Canelo captures WBC middleweight title with points win over Cotto
Saul 'Canelo' Alvarez (46-1-1, 32 KOs) defeated Miguel Cotto (40-5, 33 KOs) by unanimous decision to win the vacant WBC middleweight title on Saturday night at Mandalay Bay in Las Vegas.
Canelo outgunned Cotto over the 12 rounds and the judges awarded him wide scores of 119-109, 118-110 and 117-111.
The Puerto Rican moved well and outboxed Canelo in the early rounds, but by the 4th the Mexican was landing hard, accurate shots.
Canelo was overpowering his smaller opponent as the fight progressed and although Cotto had his moments, Canelo seemed unaffected by his shots.
The fighters stood toe-to-toe and exchanged punches in the 8th in the most entertaining round of the bout.
Canelo continued to take the fight to Cotto and landed several more hard shots in the later rounds. He opened the 12th on the attack but Cotto came back with some punches of his own and they traded shots before the bell to end an excellent fight.
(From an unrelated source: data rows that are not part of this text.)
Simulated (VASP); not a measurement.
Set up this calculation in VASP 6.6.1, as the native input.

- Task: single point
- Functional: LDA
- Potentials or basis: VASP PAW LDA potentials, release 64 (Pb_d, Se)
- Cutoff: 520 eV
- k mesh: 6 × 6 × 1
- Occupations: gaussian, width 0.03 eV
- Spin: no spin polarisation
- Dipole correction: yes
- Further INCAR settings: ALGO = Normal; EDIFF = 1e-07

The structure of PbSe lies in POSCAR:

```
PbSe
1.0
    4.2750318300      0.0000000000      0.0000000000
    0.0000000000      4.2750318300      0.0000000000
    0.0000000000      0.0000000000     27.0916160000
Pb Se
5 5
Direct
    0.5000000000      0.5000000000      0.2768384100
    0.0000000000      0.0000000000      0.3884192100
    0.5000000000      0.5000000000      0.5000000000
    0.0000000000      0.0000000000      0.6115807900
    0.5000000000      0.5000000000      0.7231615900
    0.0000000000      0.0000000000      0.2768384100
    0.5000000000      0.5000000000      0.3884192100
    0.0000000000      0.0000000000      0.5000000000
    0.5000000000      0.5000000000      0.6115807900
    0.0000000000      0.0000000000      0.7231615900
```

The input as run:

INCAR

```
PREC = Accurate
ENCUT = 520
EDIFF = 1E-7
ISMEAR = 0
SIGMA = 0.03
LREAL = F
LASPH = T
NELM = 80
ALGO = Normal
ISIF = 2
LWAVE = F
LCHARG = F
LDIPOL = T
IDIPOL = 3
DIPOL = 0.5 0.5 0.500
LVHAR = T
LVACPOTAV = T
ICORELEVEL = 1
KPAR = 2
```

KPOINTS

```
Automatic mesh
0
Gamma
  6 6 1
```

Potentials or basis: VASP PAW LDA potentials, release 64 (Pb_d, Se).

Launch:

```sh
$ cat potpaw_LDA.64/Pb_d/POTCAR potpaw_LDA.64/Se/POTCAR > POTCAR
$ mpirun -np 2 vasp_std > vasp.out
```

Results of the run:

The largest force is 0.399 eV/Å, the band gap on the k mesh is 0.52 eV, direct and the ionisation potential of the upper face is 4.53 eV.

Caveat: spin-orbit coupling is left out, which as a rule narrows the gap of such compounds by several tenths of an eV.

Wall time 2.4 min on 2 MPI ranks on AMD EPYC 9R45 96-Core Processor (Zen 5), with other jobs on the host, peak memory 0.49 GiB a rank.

"We knew going into this fight that it would be a difficult journey, but I feel that I was the faster and stronger fighter tonight," said Canelo.
"It's a great victory, not just for me, but for all of my country, for all my people, and especially for my team."
Next, Canelo is set to defend his WBC belt against interim champion Gennady Golovkin, who also holds the WBA and IBF 160 pound titles, in a mega-fight in 2016.
"If you want me to fight him (Golovkin) now, I’ll put the gloves on and fight him now. He’s a great champion, but right now I’ll put the gloves on and fight him."
Also on the card, in a fight of the year candidate, Mexican challenger Francisco Vargas (23-0-1, 17 KOs) stopped Japan's Takashi Miura (29-3-2, 22 KOs) in the 9th round to win the WBC super featherweight title.
Vargas hurt Miura in the first round with a left hand to the head. But the champion came back to drop Vargas with a right hand in the 4th. Miura continued to get the better of Vargas, who suffered a badly swollen right eye.
However, Vargas rallied in the 9th and put Miura down with a left uppercut.
After Miura got up, a barrage of punches forced referee Tony Weeks to stop the fight at 1:31 of the round.
Former WBA and WBO super bantamweight champion Guillermo Rigondeaux (16-0, 10 KOs) outpointed Filipino fighter Drian Francisco (28-4-1, 22 KOs) over 10 one-sided rounds.
Rigondeaux connected with occasional combinations but did not throw many punches at all.
The two-time Cuban Olympic gold medalist countered and moved throughout as the crowd booed the lack of action.
Rigondeaux dominated his overmatched opponent from start to finish and won by scores of 97-93, 100-90 and 100-90.